Not everyone can do as my family did and buy an old homestead, build your own house, and live-off-the-grid. Jobs and social ties keep families in suburbs and cities, and there is a good reason people tend to congregate together in living situations. Being self-sustainable does not mean doing it all alone. Community is vital to green living, and in fact, many aspects of city life are greener than living in the country (i.e. public transportation, walking to work/school, etc.). The fact that many city dwellers want to get back to the land has sparked an “urban homesteading” movement. Here are five tips to help your family become urban homesteaders:
- Grow food and herbs in your yard or patio: If you have a yard, plant it with edibles! An edible lawn will be the envy of the neighborhood. My friend’s lawn in Eugene doesn’t contain any grass at all. The Dervaes family of Pasadena grows 3 tons of food on only 1/10 acre! Even if you don’t have a yard, many herbs and vegetables can be grown in pots. I have grown habenero peppers, basil, and lettuce in pots during my college apartment years.

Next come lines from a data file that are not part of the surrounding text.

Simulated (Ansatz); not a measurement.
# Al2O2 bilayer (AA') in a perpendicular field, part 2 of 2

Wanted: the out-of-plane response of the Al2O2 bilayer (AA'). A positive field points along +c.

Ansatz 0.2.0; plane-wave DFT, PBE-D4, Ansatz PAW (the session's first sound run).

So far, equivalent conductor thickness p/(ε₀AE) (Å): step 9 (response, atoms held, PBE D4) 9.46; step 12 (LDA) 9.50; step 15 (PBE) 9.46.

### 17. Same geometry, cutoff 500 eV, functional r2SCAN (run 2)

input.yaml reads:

- Do-it-yourself: When you live on a rural homestead and something breaks, you fix it yourself. If you don’t know how to make the repairs, you ask a neighbor. The same goes for parts: most rural homesteads have a boneyard where spare parts are stored for just such a time when there is a need. When you live far from town, repairmen/women charge a fortune in travel time. Usually, the community has the knowledge to repair anything, and their is no reason this simple aspect of country living couldn’t be copied in an urban environment. Helping your neighbors is very sustainable, as it saves money, cuts down on transportation, and supports a positive relationship in the neighborhood. Neighbors often trade for their services, keeping local goods in the local community.
- Shop local and in the neighborhood: When you live in the country and you run out of eggs, you don’t drive two hours to town: you ask your neighbor. Get to know your community,and you may just discover other urban homesteaders that would share their bounty with you, whether for trade or money. What comes around goes around works on both the rural and urban homestead.
- Cook your food: Making your food from scratch is not only healthier for you, but it is required when you live on a rural homestead hours from the nearest restaurant. The fact that cookbook sales are rising with gas prices shows that people are cooking more. Not only growing, but cooking your own food is a big step in self-sufficiency.
- Take up a craft: Many crafts served a vital part in family life before industrialization. Weaving, sewing, knitting, soap making, woodworking,etc. are all ways you can create for your needs and for gift giving. Handmade goods are special, because they are made with loving hands.
Many modern day urban homesteaders keep chickens or other small animals, but some cities have ordinances against this practice. These ordinances need changed, and this is possible when urban homesteaders unite. Food is a big part of homesteading, as well as simplifying your life. Doing what you can to do on both of these fronts is the first step to becoming an urban homesteader.
Related posts on homesteading:
- Modern Day Homesteading and Voluntary Simplicity: Giving Away Your Possessions and Living Off the Land
- Weekend Review: Rural Renaissance: Renewing the Quest for the Good Life
Amy Jussel says
We have a cabin in the Rockies off the grid (all solar, propane, etc.) and one of the things I love is the small ‘give one get one’ boxes in town where people swap their goods in old-fashioned barter mode. (e.g. when everything comes ripe at once, there’s no way you’re gonna use it all, so why not ‘trade’ for other goods/produce from someone else’s garden or passion project)
Saw this mirrored in Nevada City on a street corner recently too…so it CAN be done in an honor system, communal way! (and some amazing produce too!) I may try it here on my funky little island…using an herb garden to get folks started!)